It is reported in the Birmingham Post today that Birmingham City Council are looking to sponsor a proposed ‘media festival’ to the tune of at least £150,000.
The festival, planned for 2008, apparently hopes to show Birmingham residents ‘futuristic film screenings, interactive games and new technologies’ and is designed to replace the abandoned International Film & Television Festival, an event we can only assume was proving unpopular.
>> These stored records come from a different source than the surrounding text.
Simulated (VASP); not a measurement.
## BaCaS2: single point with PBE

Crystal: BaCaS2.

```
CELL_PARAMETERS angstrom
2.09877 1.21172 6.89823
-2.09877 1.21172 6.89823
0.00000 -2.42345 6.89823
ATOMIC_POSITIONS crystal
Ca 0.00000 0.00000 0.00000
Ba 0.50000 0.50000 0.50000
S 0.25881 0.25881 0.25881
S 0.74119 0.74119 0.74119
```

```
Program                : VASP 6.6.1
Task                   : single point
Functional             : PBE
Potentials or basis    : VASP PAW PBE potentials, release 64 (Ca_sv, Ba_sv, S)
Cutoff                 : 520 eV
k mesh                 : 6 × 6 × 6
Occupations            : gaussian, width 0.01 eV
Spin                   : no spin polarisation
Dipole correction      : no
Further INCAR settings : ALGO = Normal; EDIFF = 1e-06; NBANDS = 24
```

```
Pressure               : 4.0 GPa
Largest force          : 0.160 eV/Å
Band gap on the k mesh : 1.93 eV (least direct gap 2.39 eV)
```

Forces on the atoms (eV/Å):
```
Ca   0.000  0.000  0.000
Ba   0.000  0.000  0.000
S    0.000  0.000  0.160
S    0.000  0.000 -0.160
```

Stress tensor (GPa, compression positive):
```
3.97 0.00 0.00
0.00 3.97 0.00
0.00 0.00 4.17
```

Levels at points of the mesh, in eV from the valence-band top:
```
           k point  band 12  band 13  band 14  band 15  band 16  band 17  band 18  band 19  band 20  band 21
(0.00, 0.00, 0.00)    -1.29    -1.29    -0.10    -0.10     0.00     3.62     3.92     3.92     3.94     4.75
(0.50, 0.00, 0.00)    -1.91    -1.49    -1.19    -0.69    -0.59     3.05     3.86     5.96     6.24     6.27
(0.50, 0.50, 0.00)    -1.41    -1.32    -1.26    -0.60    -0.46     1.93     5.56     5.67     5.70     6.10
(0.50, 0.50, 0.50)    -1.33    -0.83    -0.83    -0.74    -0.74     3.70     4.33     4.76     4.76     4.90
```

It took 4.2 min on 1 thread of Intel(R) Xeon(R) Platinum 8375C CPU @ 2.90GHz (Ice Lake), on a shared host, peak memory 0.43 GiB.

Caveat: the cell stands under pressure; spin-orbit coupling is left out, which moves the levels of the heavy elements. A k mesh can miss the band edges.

Birmingham City Council aren’t by any means the only ones throwing taxpayers’ money into the pot either, Advantage West Midlands are already committed to matching their investment and the organisers hope that the other bodies involved in the festival’s development – Screen WM, Arts Council WM, Marketing Birmingham and Business Link WM – are also likely to become primary funders, on top of the cost of the man hours they’ve already dedicated to the project. Suzie Norton, chief executive of Screen West Midlands states that, “This has been a collaboration so, we hope, all those involved will be prepared to invest”.
For all the agencies queuing up to ‘invest’ taxpayers’ money you might reasonably assume that the plans for the festival point to a sure-fire winner, but in reality the pay off from this investment is still pretty unclear. Birmingham seems set on the idea of cultivating an international festival at any cost, and seemingly regardless of what the festival celebrates.
Ideas being bandied around for this ‘media festival’ are fairly ambiguous, including “having short clips and programme information ‘beamed down’ to laptops and mobile phones” (which really just sounds like the internet), and perhaps more off-the-wall is the idea that there will be “interactive games that will take people round key city landmarks and bring them archive film footage, reviving the ghosts of the city’s founders”. Certainly not everyone’s cup of tea.
So many organisations, so many man hours, so much of taxpayers’ money – could it all be worth it? What could be the long-term benefit, and perhaps more pertinently, given the fate of the previous international festival it replaces, what could be the cost?
International Festivals put in place to promote the area on the regailed ‘global stage’ are not to be criticised – they could potentially attract business and investment to the area. This being the case surely those who are likely to benefit the most from this, namely local business and enterprise, should be called upon to cover the majority of the costs and like any investment, take the financial blow if it doesn’t work out?
Instead we have a queue of quangos, desperate for something to do and with our money burning a hole in their pockets. Those behind any business sponsorship have a vested interest in making it work, but local quangos can happily sweep it under the carpet and move on to the next expensive publicly funded project after making their excuses.
There is no telling whether this Internation Media festival will be a success, but as costs escalate and public investment soars it is in all of our interests to monitor what exactly our money is being spent on.